ESTHER MENELL'S BLOG

Month: July 2019

POOR BORIS . . .

It was perhaps unfortunate for Boris that when I read a long and sympathetic account of his childhood unhappiness (his mother had a long breakdown, probably caused by his father’s infidelities) I had just returned from the Jankel Adler exhibition at the Ben Uri Gallery, which specialises in the art of the dispossessed.

Here I learnt that Adler and his friend, Josef Herman – while refugees in this country – heard that their entire families had been murdered.   But this did not turn either one of them into the kind of greedy, lying, irresponsible buffoon that Boris has become.  On the contrary, after Adler had nursed his friend through a breakdown, they both produced remarkable work and were soon to have families of their own.

But they did not forget.   Josef kept this painting – given to him by Adler – in his living room, for the rest of his life.

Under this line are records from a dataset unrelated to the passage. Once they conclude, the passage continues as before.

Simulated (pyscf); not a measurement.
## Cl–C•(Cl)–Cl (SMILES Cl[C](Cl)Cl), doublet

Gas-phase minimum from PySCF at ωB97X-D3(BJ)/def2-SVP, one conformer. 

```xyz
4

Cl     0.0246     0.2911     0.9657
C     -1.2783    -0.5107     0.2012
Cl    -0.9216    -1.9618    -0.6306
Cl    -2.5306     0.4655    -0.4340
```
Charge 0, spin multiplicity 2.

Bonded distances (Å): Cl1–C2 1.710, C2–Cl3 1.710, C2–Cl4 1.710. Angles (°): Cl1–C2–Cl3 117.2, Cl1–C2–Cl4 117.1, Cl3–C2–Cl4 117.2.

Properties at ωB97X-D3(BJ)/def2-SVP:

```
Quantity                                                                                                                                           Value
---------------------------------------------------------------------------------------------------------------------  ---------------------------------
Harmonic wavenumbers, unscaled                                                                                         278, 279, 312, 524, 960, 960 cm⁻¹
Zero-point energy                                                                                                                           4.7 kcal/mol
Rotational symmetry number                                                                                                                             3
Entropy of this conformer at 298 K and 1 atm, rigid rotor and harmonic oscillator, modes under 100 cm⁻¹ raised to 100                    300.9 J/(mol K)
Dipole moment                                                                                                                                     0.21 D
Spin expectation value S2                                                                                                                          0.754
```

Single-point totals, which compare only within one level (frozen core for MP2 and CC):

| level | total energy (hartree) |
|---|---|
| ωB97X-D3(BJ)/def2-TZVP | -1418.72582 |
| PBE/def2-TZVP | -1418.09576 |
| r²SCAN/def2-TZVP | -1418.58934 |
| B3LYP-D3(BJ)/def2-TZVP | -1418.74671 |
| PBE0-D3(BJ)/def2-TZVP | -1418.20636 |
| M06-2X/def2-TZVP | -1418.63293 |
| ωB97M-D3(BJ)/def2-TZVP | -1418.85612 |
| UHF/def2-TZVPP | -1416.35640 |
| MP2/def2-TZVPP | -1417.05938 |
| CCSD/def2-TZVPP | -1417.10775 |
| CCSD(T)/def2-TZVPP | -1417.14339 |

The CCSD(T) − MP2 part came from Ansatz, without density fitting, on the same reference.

Orphans 1941, Jankel Adler

That tragic episode in his mother’s life does not excuse Boris.  Nor does it appear to have jinxed the lives of his siblings who, presumably, comforted each other during her absence.

No more did being turned down by a prestigious art school excuse – or account for – another leader’s murderous rage.   What these two inadequate men ‘suffered’ is no more than a pin prick when set against the suffering one of them inflicted on millions, and the hurt and confusion the other has already left in his wake.

No one, surely, gets through childhood without some painful setback: ranging from having to flee one’s country of birth, to never being picked for the first eleven.  But it seems we are wired to survive, and time brings with it a mix of forgiveness and forgetfulness.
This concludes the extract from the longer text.